Note to Employers of the Future — if you are reading this several months or years after it was originally published, along with my cover letter asking for a job, chances are that I have failed at my entrepreneurial ventures and run out of cash. However, I would invite you to consider this post in a different light. I have learned more in the last six months of entrepreneurial endeavours than I have in six years of formal education. Despite it coming to an end, I wouldn’t refer to it as a failure, rather, as my postgraduate studies and unique work experience. Rest assured that if I am applying for a job in your company, it is because I am genuinely interested in the position, and your corporate values align with my own.
‘Are you trying to tell me that after seven years, and the fortune spent on your education, you are not going to be a lawyer?’ asked my mother, almost in tears.
The simple answer — Yes — would have made my mum cry and simultaneously fly all the way from South America to beat me up. So I started thinking hard on what it was exactly that was so obvious to me about my decision to pursue an entrepreneurial path rather than a legal career.
I started by explaining what an entrepreneur is, taking into account that my mother is from a completely different generation. Baby boomers, born in the aftermath of World War II, value stability above anything else, being the most likely to work the same job for thirty years, buying the family home being their first priority and working for a big reputable firm an honour. Millenials are risk takers. We are living in an era of unprecedented stability, with technological advances very few would’ve been able to predict more than ten years ago.
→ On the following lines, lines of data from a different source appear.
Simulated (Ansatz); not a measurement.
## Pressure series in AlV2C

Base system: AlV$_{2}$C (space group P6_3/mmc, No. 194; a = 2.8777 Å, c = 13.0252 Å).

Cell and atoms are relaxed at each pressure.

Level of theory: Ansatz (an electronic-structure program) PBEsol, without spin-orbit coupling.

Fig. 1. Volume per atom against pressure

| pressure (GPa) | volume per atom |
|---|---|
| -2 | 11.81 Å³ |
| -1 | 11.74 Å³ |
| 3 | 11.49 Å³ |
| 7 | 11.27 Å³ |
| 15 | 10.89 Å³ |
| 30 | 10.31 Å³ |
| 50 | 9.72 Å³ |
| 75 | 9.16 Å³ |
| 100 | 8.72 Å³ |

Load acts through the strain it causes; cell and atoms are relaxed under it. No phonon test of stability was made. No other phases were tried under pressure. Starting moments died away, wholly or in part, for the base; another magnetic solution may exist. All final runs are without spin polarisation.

Stability, as I mentioned before, can be a very deceiving term. Yes, by some standards the risk of a nuclear attack and imminent world destruction are lower now than before, but that doesn’t mean that societies are perfect. This stability has enabled us to focus our resources into issues that have largely being ignored in the past. We are a generation inheriting a vast range of challenges, but we are embracing them. We are the most educated generation in history, enjoying technology that is lowering barriers of access to professional development opportunity by the minute. For us, working for a large company can actually mean holding us back from reaching our full potential. From building the company firm that future generations will be proud of and want to work for. A company suited to modern times, a company with a purpose.
Simply put, freelancers, consultants and lawyers get paid for the work they do. If they stop working, they are not getting paid. Their main product is their knowledge, which can have a pretty hefty price tag. However, an entrepreneur is someone who builds something bigger than himself. An entrepreneur would take the knowledge and apply it to a business model in a way that can be scaled, meaning that the organisation can still run and grow even if the founder goes away. … I would not be heading in the same direction as I am now without my undergraduate studies in Arts/Law, but instead of applying that knowledge and skills in a conventional way, I am thinking outside the box and applying that knowledge to foster innovation.
The innovation process is so simple, it is addictive. List every single step it takes to do something, from the trigger mechanism that prompts you to take action up until the task is completed. Then look at ways in which technology can be used to either remove steps or add value to them.
Once this process settles in your mind, everywhere you look is full of possibilities. There is so much value to be created, so positive an impact to be made, that focusing my attention on anything else has been impossible.
Finally, after many years of overwhelming energy and creativity that have led people to think that I am a dreamer, and a slightly insane one, I have found an avenue to channel it in a productive way. Now, I call myself an entrepreneur.
‘Porque no los dos?’ — why not both is something mum has asked many times, trying to persuade me that being a full time lawyer and running some of my projects on the side as a hobby is a better (she means safer) option. However, the long hours as a lawyer, and the limited time allocation associated with hobbies, are not compatible with the aim of building something bigger than yourself. At this point, I am making the call that my projects go well beyond a hobby that makes me happy on the weekends. These projects I consider to be big and serious enough that it is worth dedicating full time to them.
I feel that if I become a lawyer — even a great one — I would still be just another lawyer. Just another small piece in a big machine, doing whatever task is needed to make the machine run, easily replaceable by another lawyer. However, I feel that if I pursue my unique vision and ideas, I can create something great that might have otherwise not existed.
Universities are doing a great job at mass producing these pieces to feed a machine that no longer needs them, but they are not doing enough to promote innovation. That is why I feel the need to make an official announcement, that is why I am starting to blog more, to share my experiences and lessons learned, connect with others doing the same and hopefully inspire others to innovate in their fields.
There is no better time to be an aspiring entrepreneur. The barriers of entry into most industries have lowered significantly, if not disappeared altogether, due to rapid technological advance. Right now, all the resources and information you need to get started are freely available online. There are multiple incubators and accelerators to help you develop your ideas and receive initial funding and angel investors and venture capitals are increasingly common and more accessible.